I was trying using tensorboard along with tensorflow, and I did this as a set up:
rand = tf.placeholder(dtype=tf.float32) # this will be visualised in tensorboard later on
tf.summary.image('random_noise_visualisation', rand,max_outputs=5)
merged_summary_op = tf.summary.merge_all() # to me this seems like a helper to
# merge all tensorboard related operations
Then I evaluate my merged_summary_op
and feed it a very large array, about 1 GB in size.
It does not seem to use any extra GPU memory from the memory that was already being used.
I also just tried to evaluate my rand
placeholder, thinking maybe summary ops have special handling to prevent data from going to the GPU. I did:
random_value = np.random.randn(3000,224,224,1)
sess.run(rand,feed_dict={rand:random_value})
There was again, no extra GPU utilisation.
However, when I do
sess.run(rand + 2 ,feed_dict={rand:random_value}) # forced to do some calculation
There is an additional GPU utilisation, with an increase of about 1 GB.
for all the above experiments, I used my session as:
sess = tf.InteractiveSession(graph=tf.Graph())
My questions are:
Does Tensorflow know when to not bother to send a Tensor to the GPU ?
Yes.
In fact, in your first rand
experiment tensorflow figured out not to bother any device, because the supplied fetch rand
is already in feed_dict
. This fairly simple optimization can be seen in session.py
:
self._final_fetches = [x for x in self._fetches if x not in feeds]

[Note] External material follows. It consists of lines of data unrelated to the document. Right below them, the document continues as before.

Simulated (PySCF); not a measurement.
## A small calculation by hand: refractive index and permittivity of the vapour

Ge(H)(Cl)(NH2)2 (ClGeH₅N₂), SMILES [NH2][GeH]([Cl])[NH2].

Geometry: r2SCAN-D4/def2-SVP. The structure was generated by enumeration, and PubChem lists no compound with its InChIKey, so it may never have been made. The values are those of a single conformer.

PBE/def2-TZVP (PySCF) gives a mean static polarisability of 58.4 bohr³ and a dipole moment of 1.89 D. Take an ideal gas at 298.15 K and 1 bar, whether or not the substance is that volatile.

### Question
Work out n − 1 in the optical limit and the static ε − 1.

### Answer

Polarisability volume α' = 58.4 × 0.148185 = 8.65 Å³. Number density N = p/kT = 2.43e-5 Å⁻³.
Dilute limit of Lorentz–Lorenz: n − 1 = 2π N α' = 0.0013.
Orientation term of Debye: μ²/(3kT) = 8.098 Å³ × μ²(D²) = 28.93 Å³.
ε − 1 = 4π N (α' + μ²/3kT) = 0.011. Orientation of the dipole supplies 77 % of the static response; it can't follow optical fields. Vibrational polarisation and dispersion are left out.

... and later on in the same file:
# We only want to really perform the run if fetches or targets are provided,
# or if the call is a partial run that specifies feeds.
if final_fetches or final_targets or (handle and feed_dict_tensor):
results = self._do_run(handle, final_targets, final_fetches,
feed_dict_tensor, options, run_metadata)
else:
results = []
The second experiment doesn't fall into this optimization, so the graph is truly evaluated. Tensorflow pinned the placeholder to the available GPU, consequently the addition as well, which explains GPU utilization.
This can be seen vividly if run the session with log_device_placement=True
:
with tf.Session(config=tf.ConfigProto(log_device_placement=True)) as sess:
random_value = np.random.randn(300,224,224,1)
print(sess.run(rand + 2, feed_dict={rand: random_value}).shape)
As far as image summary op is concerned, it is indeed special: ImageSummary
op doesn't have GPU implementation. Here's the source code (core/kernels/summary_image_op.cc
):
REGISTER_KERNEL_BUILDER(Name("ImageSummary").Device(DEVICE_CPU),
SummaryImageOp);
Hence, if you try to place it to CPU manually, session.run()
will throw an error:
# THIS FAILS!
with tf.device('/gpu:0'):
tf.summary.image('random_noise_visualisation', rand,max_outputs=5)
merged_summary_op = tf.summary.merge_all() # to me this seems like a helper to
# merge all tensorboard related operations
This seems reasonable, since summary ops don't perform any complex calculations and mostly deal with disk I/O.
ImageSummary
isn't the only CPU op, e.g., all summary ops are. There is a related GitHub issue, but currently there's no better way to check if a particular op is supported in GPU, other that check the source code.
In general, tensorflow tries to utilize as much available resources as possible, so when the GPU placement is possible and no other restrictions apply, the engine tends to choose GPU over CPU.
Will changing from Interactive session to a normal session affect this behaviour ?
No. InteractiveSession
doesn't affect device placement logic. The only big difference is that InteractiveSession
makes itself a default session upon creation, while Session
is default only within with
block.
Is there any particular documentation for this ?
I'm afraid to be wrong here, but likely not. For me the best source of truth is the source code.